XComs: Sharing Data Between Tasks

from airflow.decorators import dag, task
from airflow.utils.dates import days_ago

@dag(schedule="@daily", start_date=days_ago(1), catchup=False)
def xcom_demo():

    @task()
    def get_config() -> dict:
        return {"batch_size": 1000, "source": "crm", "target": "warehouse"}

    @task()
    def extract(config: dict) -> list:
        print(f"Extracting with batch_size={config['batch_size']}")
        return list(range(config["batch_size"]))  # simulated records

    @task()
    def report(records: list, config: dict):
        print(f"Processed {len(records)} records from {config['source']}")

    # XComs flow implicitly between tasks
    config = get_config()
    records = extract(config)
    report(records, config)

    # Manual XCom push/pull (classic style)
    from airflow.operators.python import PythonOperator

    def push_value(**context):
        context["ti"].xcom_push(key="my_key", value={"important": "data"})

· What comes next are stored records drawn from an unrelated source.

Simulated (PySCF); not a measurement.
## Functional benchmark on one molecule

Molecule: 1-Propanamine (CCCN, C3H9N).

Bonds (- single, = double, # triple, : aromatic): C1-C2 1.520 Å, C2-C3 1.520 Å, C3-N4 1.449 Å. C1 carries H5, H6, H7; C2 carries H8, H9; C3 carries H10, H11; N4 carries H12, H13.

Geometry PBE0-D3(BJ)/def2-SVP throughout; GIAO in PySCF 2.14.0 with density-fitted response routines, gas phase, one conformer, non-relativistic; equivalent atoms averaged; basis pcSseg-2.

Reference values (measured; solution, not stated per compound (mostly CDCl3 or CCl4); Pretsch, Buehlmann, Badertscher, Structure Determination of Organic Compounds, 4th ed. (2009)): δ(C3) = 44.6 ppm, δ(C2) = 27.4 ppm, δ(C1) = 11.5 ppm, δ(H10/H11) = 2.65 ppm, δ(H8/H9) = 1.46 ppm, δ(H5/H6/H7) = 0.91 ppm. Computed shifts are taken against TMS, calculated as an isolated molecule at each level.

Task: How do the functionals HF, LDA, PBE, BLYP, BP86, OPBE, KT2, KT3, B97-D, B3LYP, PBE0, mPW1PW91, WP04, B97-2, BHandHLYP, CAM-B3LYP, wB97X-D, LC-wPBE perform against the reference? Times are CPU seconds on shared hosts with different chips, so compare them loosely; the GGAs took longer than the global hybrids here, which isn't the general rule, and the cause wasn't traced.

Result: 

    def pull_value(**context):
        val = context["ti"].xcom_pull(task_ids="push_task", key="my_key")
        print(f"Got: {val}")

dag_instance = xcom_demo()

Dynamic Task Mapping

from airflow.decorators import dag, task
from airflow.utils.dates import days_ago

@dag(schedule="@weekly", start_date=days_ago(1), catchup=False)
def dynamic_report_pipeline():

    @task()
    def get_regions() -> list[str]:
        return ["North", "South", "East", "West", "Central"]

    @task()
    def process_region(region: str) -> dict:
        """This runs once per region — in parallel."""
        print(f"Processing region: {region}")
        # load data, run analysis, generate report
        return {"region": region, "records": 1000, "status": "ok"}

    @task()
    def aggregate(results: list[dict]) -> None:
        total = sum(r["records"] for r in results)
        print(f"All regions processed. Total records: {total}")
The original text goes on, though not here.